Arrow Rests: Drop-Away vs Full-Capture

Arrow Rests: Drop-Away vs Full-Capture

The rest is the single most-argued piece of hunt kit after the broadhead. Drop-aways give the cleanest arrow flight; full-capture rests will not let your arrow fall out of a treestand. Real products, honest tradeoffs, and where each one fails.

The main options

Drop-away: Hamskea Trinity Hunter Pro

Limb-driven, adjustable timing, MSRP USD 200 to 240. The reference drop-away. Complaint on Rokslide: timing cord stretch after 500 shots means you re-tune every off-season. Fix is checking timing before every hunt.

Drop-away: QAD Ultrarest HDX

Cable-driven, velcro launcher, MSRP USD 160 to 180. Simpler to set up than the Hamskea and the launcher is much quieter on a missed release. Complaint: velcro wears out at 2 to 3 seasons and needs replacement. QAD sells a repair kit.
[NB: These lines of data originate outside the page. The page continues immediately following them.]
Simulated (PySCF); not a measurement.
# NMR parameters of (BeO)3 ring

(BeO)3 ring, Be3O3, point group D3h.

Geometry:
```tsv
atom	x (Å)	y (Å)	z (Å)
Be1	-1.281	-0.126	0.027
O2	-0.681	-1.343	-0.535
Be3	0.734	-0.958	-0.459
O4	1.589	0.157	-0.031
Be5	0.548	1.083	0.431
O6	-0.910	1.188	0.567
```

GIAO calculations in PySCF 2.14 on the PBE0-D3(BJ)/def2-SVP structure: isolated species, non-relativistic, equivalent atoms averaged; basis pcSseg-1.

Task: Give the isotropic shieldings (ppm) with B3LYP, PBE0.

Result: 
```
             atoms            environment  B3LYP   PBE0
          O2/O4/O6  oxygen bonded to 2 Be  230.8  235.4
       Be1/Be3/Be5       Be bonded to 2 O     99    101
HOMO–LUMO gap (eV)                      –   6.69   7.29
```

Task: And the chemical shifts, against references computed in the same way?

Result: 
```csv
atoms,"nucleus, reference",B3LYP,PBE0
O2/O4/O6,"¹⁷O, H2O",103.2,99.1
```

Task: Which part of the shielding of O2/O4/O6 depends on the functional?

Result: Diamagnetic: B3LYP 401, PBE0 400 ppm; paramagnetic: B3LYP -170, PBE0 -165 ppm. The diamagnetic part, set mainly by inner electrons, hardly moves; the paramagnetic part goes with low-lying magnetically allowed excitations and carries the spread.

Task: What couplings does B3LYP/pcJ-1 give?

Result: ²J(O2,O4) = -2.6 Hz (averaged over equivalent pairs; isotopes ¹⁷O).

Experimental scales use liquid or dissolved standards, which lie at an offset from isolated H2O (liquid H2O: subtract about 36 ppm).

Full-capture: Trophy Ridge Whisker Biscuit Kill Shot

Bristles hold the arrow through any angle. MSRP USD 45 to 80. The rest that gets 20-year recurve hunters through a season. Complaint: bristles slow the arrow 5 to 8 fps and vane wear is real. If you shoot Blazers or AAE Max Stealth, replace bristles every 250 shots.

What bowhunters say

Forum sentiment

Archery Talk consensus for 2025: Hamskea if you have time and money to tune; QAD HDX if you want quiet and cheap; Whisker Biscuit if you sit a saddle and refuse to lose an arrow.